The formula is straightforward: A war movie filmed from the home front that attempts to stuff the entirety of a war into 180 minutes, resulting in a telling-over-showing product that hemorrhages cliché. Steve McQueen’s (“12 Years A Slave”) “Blitz,” set in London during World War II, tells the story of a young, single mother, Rita (Saoirse Ronan, “Lady Bird”), and her 9-year-old son, George (Elliott Heffernan, Debut), a mixed-race boy with Grenadian and English heritage. The action begins when George is sent to the countryside to protect him from German bombardments. From there, the film primarily follows George’s attempt to reunite with his mother in London while learning to redefine himself in the context of war. A secondary storyline concerns Rita’s involvement with the war effort from the home front.
There are several brilliant scenes where the accusation of telling-over-showing doesn’t apply. A flashback to the relationship between George’s father and Rita tracks through a Black jazz nightclub. It’s a perfect, wordless portrayal of a resounding theme in the film — in England, Blackness is associated with culture, but not “polite” culture. It’s brilliant, it’s exciting, it’s innovative, but it belongs to the night, and its interactions with white England are limited, filtered through hired performers, or kept “secret,” posing a problem for George’s visible mixed identity in an all-white neighborhood. In another scene, George is in a London arcade, eyes roaming the storefront displays. He reaches a section of edible goods, and notices exoticized racial caricatures — they are the first representations of other Black people the audience sees in George’s world. But when George speaks about Africa with an African national for the first time, he asks about the danger of African animals. When he instead learns that the real danger for many Africans, like in London, are things like traffic, Africa becomes peopled.

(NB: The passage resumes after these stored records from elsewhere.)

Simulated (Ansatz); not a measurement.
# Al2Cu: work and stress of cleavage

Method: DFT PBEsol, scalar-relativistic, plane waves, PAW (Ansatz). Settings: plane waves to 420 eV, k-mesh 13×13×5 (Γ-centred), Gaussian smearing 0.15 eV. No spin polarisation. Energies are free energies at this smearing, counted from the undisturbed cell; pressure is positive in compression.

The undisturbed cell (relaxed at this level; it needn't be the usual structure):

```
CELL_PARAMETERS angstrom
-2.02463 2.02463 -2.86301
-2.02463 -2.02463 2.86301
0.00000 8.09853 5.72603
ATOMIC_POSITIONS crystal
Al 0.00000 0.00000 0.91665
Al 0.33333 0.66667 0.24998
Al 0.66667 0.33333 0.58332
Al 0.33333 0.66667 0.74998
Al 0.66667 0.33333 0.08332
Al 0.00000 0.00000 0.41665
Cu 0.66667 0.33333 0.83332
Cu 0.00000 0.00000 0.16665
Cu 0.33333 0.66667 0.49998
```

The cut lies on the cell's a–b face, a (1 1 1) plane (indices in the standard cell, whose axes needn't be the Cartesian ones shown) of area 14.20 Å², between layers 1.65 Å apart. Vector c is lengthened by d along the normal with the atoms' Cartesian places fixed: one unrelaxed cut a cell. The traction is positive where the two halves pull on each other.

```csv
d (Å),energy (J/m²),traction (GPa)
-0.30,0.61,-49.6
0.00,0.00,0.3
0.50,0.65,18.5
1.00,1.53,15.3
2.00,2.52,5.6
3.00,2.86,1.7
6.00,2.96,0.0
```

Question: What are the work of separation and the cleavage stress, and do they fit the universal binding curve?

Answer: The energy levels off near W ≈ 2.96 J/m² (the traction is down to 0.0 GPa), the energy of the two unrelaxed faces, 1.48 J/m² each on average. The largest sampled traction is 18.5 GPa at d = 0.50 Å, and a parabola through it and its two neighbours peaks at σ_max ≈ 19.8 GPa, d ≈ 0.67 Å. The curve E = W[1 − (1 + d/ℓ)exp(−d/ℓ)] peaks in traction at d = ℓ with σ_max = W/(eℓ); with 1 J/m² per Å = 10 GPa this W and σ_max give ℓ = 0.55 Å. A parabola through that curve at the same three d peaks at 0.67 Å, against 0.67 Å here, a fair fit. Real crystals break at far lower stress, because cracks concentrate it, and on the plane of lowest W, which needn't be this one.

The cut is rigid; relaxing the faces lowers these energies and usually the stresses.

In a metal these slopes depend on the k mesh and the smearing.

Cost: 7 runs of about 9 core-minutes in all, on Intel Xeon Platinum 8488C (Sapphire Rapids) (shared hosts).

What’s unique about these scenes is that they breathe. They don’t need anything more than relaxed conversation. They contrast the speed and constant flux of new characters in much of the film — again, telling, not showing. The film has a frustrating mastery of these scenes, frustrating in how it quickly eschews itself and fumbles this pacing at nearly every opportunity it has.
More common are scenes like the last conversations George has with Ife (Benjamin Clementine, “Dune”), a Nigerian air raid warden who helps George on his journey to find his mother. Ife’s character, who initially represents a total upset to George’s understanding of his own racial identity, ultimately narrows into a mayfly guide, disappearing nearly as soon as he appears. The dynamic between George and Ife is without a doubt the most rich in the film, or at least held the most potential — “Blitz” quickly dwindles in interest after their scenes. Ife may be the first Black man George has interacted with at length, and certainly the first to speak with him about race and prompt reflection deeper than what seems to be self-avoidance. It’s unsatisfying that their dynamic is eventually reduced to easy conclusions (perhaps to satisfy an imagined moviegoing public or critic) and separation. This pattern — the abrupt meeting of a new character and the neat “finishing” of the relationship — remains consistent throughout the film. While it may have been intended to show the fluctuating nature of life during wartime, the characters come across as simplistic and one-dimensional.
It’s a fine movie. It’s a good movie, even; every audience member will be invested in George and his mother’s well-being. It “does its job,” if we have to reduce a film to that sentiment. But it’s not great. The consequences are predictable. It veers into cartoonishness in the second half, with characters soliloquizing and articulating themselves using oddly modern language. The script and the projected politics of the modern day onto the period are palpable. Outside of the words of the script, the film proves itself, as previously mentioned, entirely capable of articulating itself without the clunky dialogue. The fault is simply in the runtime and the scope of the film. Two hours might be enough to cover the relationship between George’s father and Rita, or George and Ife. Yet each of the small adventures that George partakes in, rather than giving the effect of a broad portrait of the life of a young boy reckoning with his racial identity during wartime, instead feels sloppy, unfinished, mildly overproduced and ultimately unsatisfying as an exploration of either idea. In doing so, the film wholly forgets George and Rita in conversation. The effect is doubled when intercut with Rita’s comparatively flat B-plot serving to show the “good” and “united”’ England of the period.
“Blitz” also shows its audience war through a child’s lens; one can’t watch the film without thinking of the same bombings happening today in Gaza, Ukraine, Sudan and countless places across the globe. How many children are subjected to exposure to the elements, hunger and separation from their parents despite or because of the most careful efforts to preserve their lives? How many are killed, buried under rubble and become like the plaster-coated dead who populate the film? “Blitz” is a period piece, but its public won’t recognize it as a story of the past.
It’s regrettable that “Blitz’s” two-hour runtime tries to cover so much; squaring England’s noble position in World War II and the solidarity of the home front with English racism and colonialism. In its attempt to appeal to both critics and an imagined older bourgeois public, “Blitz” tries to hold everything — to show it to you as quickly and simply as possible — but ends up dropping most of it.